Spy chief sheds light on wiretaps
The nation’s top intelligence official has confirmed that a federal court did rule the Bush administration’s warrantless wiretapping program was in violation of the law, prompting the mad rush in Congress this month to overhaul key espionage provisions.
In an interview with a Texas newspaper, Director of National Intelligence J. Michael McConnell also disclosed that the number of people in the United States who are under surveillance by the nation’s spy services is “100 or less,” a figure he said showed that the government was not engaged in widespread spying on Americans.
His comments represent an exceedingly rare public description of one of the nation’s most closely guarded and controversial espionage operations. Many of the details he described -- such as the deliberations of the special intelligence court and the scope of the surveillance operation -- are usually considered classified.

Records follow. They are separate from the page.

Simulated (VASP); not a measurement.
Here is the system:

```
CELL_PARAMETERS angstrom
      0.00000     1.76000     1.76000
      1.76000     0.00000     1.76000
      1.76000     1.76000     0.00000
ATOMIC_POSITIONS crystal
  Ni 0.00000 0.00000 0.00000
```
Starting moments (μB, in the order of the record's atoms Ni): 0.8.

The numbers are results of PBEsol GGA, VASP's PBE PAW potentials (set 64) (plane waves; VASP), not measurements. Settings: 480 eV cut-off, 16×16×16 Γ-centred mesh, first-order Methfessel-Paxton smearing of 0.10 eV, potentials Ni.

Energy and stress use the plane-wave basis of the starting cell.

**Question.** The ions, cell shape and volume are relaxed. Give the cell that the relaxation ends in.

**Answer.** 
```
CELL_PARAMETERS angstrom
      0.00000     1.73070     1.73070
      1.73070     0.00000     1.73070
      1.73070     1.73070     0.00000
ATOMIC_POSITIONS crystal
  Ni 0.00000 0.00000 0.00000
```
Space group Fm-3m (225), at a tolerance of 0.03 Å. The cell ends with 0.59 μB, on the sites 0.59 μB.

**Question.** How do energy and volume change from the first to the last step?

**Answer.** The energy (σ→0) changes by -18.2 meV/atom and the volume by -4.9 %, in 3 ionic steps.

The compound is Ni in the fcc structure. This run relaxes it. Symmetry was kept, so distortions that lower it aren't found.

McConnell was interviewed by the El Paso Times after addressing a border security conference in the city Aug. 14. On Wednesday, the newspaper posted a transcript of the interview on its website at www.elpasotimes.com/news/ci_6685679.
The Foreign Intelligence Surveillance Court’s adverse ruling earlier this year delivered a major blow to U.S. spying operations, McConnell said, even as intelligence analysts were expressing growing alarm that the Al Qaeda terrorist network was regrouping.
“We found ourselves in a position of actually losing ground,” he said.
McConnell said the ruling came during a routine review of the program by the court, commonly known as the FISA court because it was created by the Foreign Intelligence Surveillance Act.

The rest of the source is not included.